On Wed, 29 Dec 2021, at 3:24 AM, 03.fascia.basic via Info wrote:
However, when I then run make I get an error about detect_handledata_r being undefined. This looks like a chardet issue, so I'm now trying to build all the cyruslibs as I'm assuming that'll be more up to date that what libchardet-dev installed.

You don't necessarily need all the things cyruslibs provides, but just installing them all is a sensible starting point.  I don't install all of them myself, though I can't remember why, nor how I chose which.  You can always jettison the ones you don't need later, once you better understand your needs.

Does that sound reasonable? It looks like there are some other issues with compiling some of the cyruslibs, so I wanted to check before I start playing whack-a-mole with dependencies etc. 

Which ones are giving you problems?

Assuming I manage to get things compiled, is there a nice way to move the binaries etc to a separate server? I'd prefer to have a way to build on one server and install on another. (Ideally I'd like to create a deb file but I feel that might be a stretch.)

Cyrus is sensitive to architecture, OS version, library versions, etc.  I would not expect to just be able to copy the binaries around between servers, unless those servers were the same hardware, same OS version, had the same versions of the same 3rd-party libraries installed, etc.

Also, I do not believe it's possible to cross-compile Cyrus -- I mean, I've never tried, but if you told me "it breaks when I...", this is one of the things where my response would be "then don't do that".  It doesn't sound like you're planning on cross-compiling, but I thought I'd mention anyway. :)
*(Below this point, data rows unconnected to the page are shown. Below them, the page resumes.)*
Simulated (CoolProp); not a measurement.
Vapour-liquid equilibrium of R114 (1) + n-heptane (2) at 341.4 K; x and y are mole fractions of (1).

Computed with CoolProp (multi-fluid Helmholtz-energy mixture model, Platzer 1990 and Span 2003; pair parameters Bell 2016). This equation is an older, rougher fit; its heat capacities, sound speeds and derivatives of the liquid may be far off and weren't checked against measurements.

In my mind, the only sane and safe options here are:

* make a deb package, and let dpkg/apt protect you from installing a build onto a system its not compatible with; or
* just build it on the server you intend to run it on

If I was starting out, I would build it fresh on each server it'll be running on, probably with some naive wrapper script so I don't have to remember/type the same configure arguments over and over, etc.  I would think about moving to packages later, once I really understood exactly what I wanted them to do for me.

Please note that I'm a developer, not sysadmin or ops, so maybe someone with relevant experience can chime in to fill in the gaps?